Travel back to the picturesque Prefecture of Rethymno, as if time had never passed…
Today a visit to the old city will make you travel back to the picturesque Prefecture of Rethymno, as if time had never passed….
Fortezza of Rethymno
The Fortezza (from Italian for “fortress”) is the citadel of the city of Rethymno in Crete, Greece. It was built by the Venetians in the 16th century, and was captured by the Ottomans in 1646. By the early 20th century, many houses were built within the citadel. These were demolished after World War II, leaving only a few historic buildings within the Fortezza. Today, the citadel is in good condition and is open to the public.
The Fortezza is built on a hill called Paleokastro (meaning “Old Castle”), which was the site of ancient Rhithymna’s acropolis. Between the 10th and 13th centuries, the Byzantines established a fortified settlement to the east of the hill. It was called Castrum Rethemi, and it had square towers and two gates. The fortifications were repaired by Enrico Pescatore in the beginning of the 13th century. After Crete fell to the Republic of Venice, the settlement became known as the Castel Vecchio or Antico Castello, which both mean “old castle”. Under Venetian rule, a small harbour was built in Rethymno, which became the third most important city on Crete after Heraklion and Chania. On 8 April 1540, a line of fortifications began to be built around the city. The walls were designed by the architect Michele Sanmicheli, and were completed in around 1570. These fortifications were not strong enough to withstand a large assault, and when Uluç Ali Reis attacked in 1571, the Ottomans captured and sacked the city.

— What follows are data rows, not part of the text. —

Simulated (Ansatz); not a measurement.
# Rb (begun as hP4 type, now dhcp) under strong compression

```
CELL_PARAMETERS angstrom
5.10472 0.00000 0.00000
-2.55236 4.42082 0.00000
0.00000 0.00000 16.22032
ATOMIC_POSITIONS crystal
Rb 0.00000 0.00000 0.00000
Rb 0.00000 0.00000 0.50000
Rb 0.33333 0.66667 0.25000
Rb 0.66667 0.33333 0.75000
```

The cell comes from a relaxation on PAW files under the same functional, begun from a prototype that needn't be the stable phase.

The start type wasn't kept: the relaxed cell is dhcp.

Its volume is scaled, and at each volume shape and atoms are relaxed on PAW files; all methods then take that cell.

Following the fall of Cyprus to the Ottomans in 1571, Crete became the largest remaining Venetian overseas possession. Since Rethymno had been sacked, it was decided that new fortifications needed to be built to protect the city and its harbour. The new fortress, which was built on the Paleokastro hill, was designed by the military engineer Sforza Pallavicini according to the Italian bastioned system. Construction began on 13 September 1573, and it was complete by 1580. The fortress was built under the master builder Giannis Skordilis, and a total of 107,142 Cretans and 40,205 animals took part in its construction.
Although the original plan had been to demolish the old fortifications of Rethymno and move the inhabitants into the Fortezza, it was too small to house the entire city. The walls along the landward approach to the city were left intact, and the Fortezza became a citadel housing the Venetian administration of the city. It was only to be used by the inhabitants of the city in the case of an Ottoman invasion. Over the years, a number of modifications were made to the fortress. Nonetheless, it was never truly secure as it lacked a ditch and outworks, and the ramparts were rather low.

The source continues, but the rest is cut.